I want to prove that $\gcd(a,bc)$ divides $\gcd(a,b)\gcd(a,c)$ but I can't succeed.
I tried to go with $\gcd(a,b) = sa+tb$ and it didn't work, tried to use the fact that $\gcd(a,b)$ and $\gcd (a,c)$ divide $\gcd (a,bc)$ but got stuck again. please help.
On
$$(\gcd(a,b)\cdot\gcd(a,c))\mathbb Z= \gcd(a,b)\mathbb Z\cdot\gcd(a,c)\mathbb Z=(a\mathbb Z+b\mathbb Z)\cdot(a\mathbb Z+c\mathbb Z)\subseteq a^2\mathbb Z+ac\mathbb Z+ab\mathbb Z+bc\mathbb Z\subseteq a\mathbb Z+bc\mathbb Z=\gcd(a,bc)\mathbb Z\Rightarrow\gcd(a,bc)\mid\gcd(a,b)\cdot\gcd(a,c).$$
Edit. The property holds for $a,b,c\in R$ with $R$ a GCD domain.

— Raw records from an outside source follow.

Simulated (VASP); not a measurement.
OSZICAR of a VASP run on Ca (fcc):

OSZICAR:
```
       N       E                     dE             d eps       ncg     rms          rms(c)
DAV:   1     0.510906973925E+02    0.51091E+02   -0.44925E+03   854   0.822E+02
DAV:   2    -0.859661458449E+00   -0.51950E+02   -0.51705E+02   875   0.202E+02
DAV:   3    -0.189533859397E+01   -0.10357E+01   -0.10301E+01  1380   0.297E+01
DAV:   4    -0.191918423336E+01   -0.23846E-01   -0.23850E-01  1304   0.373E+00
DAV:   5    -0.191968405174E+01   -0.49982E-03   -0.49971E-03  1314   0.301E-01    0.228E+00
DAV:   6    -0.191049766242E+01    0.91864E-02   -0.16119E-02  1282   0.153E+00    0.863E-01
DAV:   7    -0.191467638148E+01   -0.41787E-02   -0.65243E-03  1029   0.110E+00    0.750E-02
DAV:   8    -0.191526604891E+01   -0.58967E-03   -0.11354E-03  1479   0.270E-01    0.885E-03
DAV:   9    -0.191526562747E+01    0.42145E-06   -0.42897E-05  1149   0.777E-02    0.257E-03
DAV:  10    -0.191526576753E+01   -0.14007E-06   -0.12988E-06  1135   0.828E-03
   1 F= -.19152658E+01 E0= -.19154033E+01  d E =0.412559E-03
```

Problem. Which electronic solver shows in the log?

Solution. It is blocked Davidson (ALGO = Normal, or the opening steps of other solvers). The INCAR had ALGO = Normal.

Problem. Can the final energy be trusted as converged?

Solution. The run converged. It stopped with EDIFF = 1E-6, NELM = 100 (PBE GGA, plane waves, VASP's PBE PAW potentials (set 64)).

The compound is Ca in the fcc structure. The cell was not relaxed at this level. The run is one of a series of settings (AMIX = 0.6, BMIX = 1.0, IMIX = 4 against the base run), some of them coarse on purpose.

Let $d=(a,b)$ and $e=(a,c)$. Then $a=da_1$, $b=db_1$ with $(a_1,b_1)=1$, and $a=ea_2$, $c=ec_2$ with $(a_2,c_2)=1$. We have to show that $(a,bc)=(da_1,db_1c)=d(a_1,b_1c)\mid de$, that is, $(a_1,b_1c)\mid e$. Set $f=(a_1,b_1c)$. Since $f\mid a_1$ and $(a_1,b_1)=1$ we have $(f,b_1)=1$. Then $f\mid c$ and $f\mid a$, so $f\mid e$.
On
Let $p_i$ be the $i$-th prime. For any positive integer $n$, denote by $[n]_i$ or $n_i$ the exponent of $p_i$ in the prime factorization of $n$, i.e.
$$n=p_1^{n_1}p_2^{n_2}\cdots.$$
Let $i>0$. We have: $$ \begin{align*} [\gcd(a,b)]_i &=\min(a_i,b_i) \\ [\gcd(a,c)]_i &=\min(a_i,c_i) \\ [\gcd(a,bc)]_i &=\min(a_i,b_i+c_i) \end{align*} $$ Also, $$ \min(a_i,b_i+c_i)\le \min(a_i,b_i) + \min(a_i,c_i). $$ This can be seen by noting that $\min(a_i,b_i) + \min(a_i,c_i)\in\{2a_i,a_i+b_i,a_i+c_i,b_i+c_i\}$, where each possible value is no less than either $a_i$ or $b_i+c_i$ because $a_i,b_i,c_i\ge 0$. Thus, $[\gcd(a,bc)]_i\le [\gcd(a,b)]_i+[\gcd(a,c)]_i$, which translates to $\gcd(a,bc)\mid\gcd(a,b)\gcd(a,c)$.
Let $d=\gcd(a,bc)$ and $d_1=\gcd(a,b) $ and $d_2=\gcd(a,c)$. Then there exits $ s_1, s_2,t_1, \text{ and } t_2 \in \mathbb{Z}$ such that $$ d_1=s_1 a+t_1b$$ and $$d_2= s_2a+t_2 c $$then $$ d_1d_2 = s_1s_2 a^2 +s_1 t_2ac +t_1 s_2 ba + t_1 t_2 bc$$ but $d\mid a $ and $d\mid bc$ so $d\mid a^2$, $d\mid ac$, $d\mid ba$ and $d\mid bc$. Hence $d \mid d_1d_2$.